Why It's Better To Use Moderate Heat With Cast-Iron Skillets

Fans of cast-iron often tout the tried-and-true pan's ability to create the perfect sear on steaks and vegetables alike. That high flavor sear often comes from cooking with high heat. So, why is it best to use a cast-iron skillet over a more moderate heat even when you're going for high heat cooking?

Cast-iron is probably one of the oldest cooking tools still in modern use. It was originally used to make cooking tools in China around 220 A.D. (via WebstaurantStore). The popular technique then spread all across the globe. According to the site, cast-iron was the preferred cooking material from the debut of the sand-casting manufacturing process in the 18th century until the advent of materials like aluminum and Teflon in the 20th century.

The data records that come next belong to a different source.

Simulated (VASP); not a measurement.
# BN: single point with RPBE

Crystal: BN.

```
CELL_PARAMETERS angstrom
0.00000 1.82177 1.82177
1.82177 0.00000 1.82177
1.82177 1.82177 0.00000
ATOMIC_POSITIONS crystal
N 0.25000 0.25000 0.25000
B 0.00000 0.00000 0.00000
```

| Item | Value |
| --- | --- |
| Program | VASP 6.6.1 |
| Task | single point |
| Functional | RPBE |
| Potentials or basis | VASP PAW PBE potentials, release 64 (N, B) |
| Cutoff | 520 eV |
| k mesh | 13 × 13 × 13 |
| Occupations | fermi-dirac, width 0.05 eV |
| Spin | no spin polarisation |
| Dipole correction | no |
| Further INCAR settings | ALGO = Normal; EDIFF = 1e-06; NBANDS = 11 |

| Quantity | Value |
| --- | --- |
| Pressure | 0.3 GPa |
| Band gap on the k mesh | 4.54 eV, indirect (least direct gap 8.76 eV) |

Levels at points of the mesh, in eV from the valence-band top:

In more recent history, the humble cast-iron pan has seen a resurgence in popularity, and many home chefs are learning how to make the most out of their pans. According to Kitchn, cast-iron takes a long time to heat up, but holds that heat far better than other materials. Because of this, it's best to work with it on medium heat. 

Why use moderate heat?

Kitchn notes that cast-iron pans are far heavier than the modern cookware most home chefs are accustomed to using. This is because they're made with a much denser metal, and for that reason take longer to heat up. That's why it's important to preheat pans before adding oil or other ingredients. That density is also what allows the pan to hold its heat incredibly well. Cast-iron manufacturer Lodge says it's not necessary to cook on a setting higher than medium. Cooking on a heat higher than medium is actually likely to cause your food to burn or stick because of the cast-iron's unique conductive properties (via Kitchn).

Once the pan is up to temperature, it doesn't need to be over a high flame to cook as if it were. That excess heat that's held in the pan is going to be what produces a perfect char on burgers, steaks, and vegetables. Cast-irons are great for all sorts of dishes. They just bring plenty of myths and misconceptions along with them. With a little patience, and practice though they can be a valuable asset for any home chef's arsenal.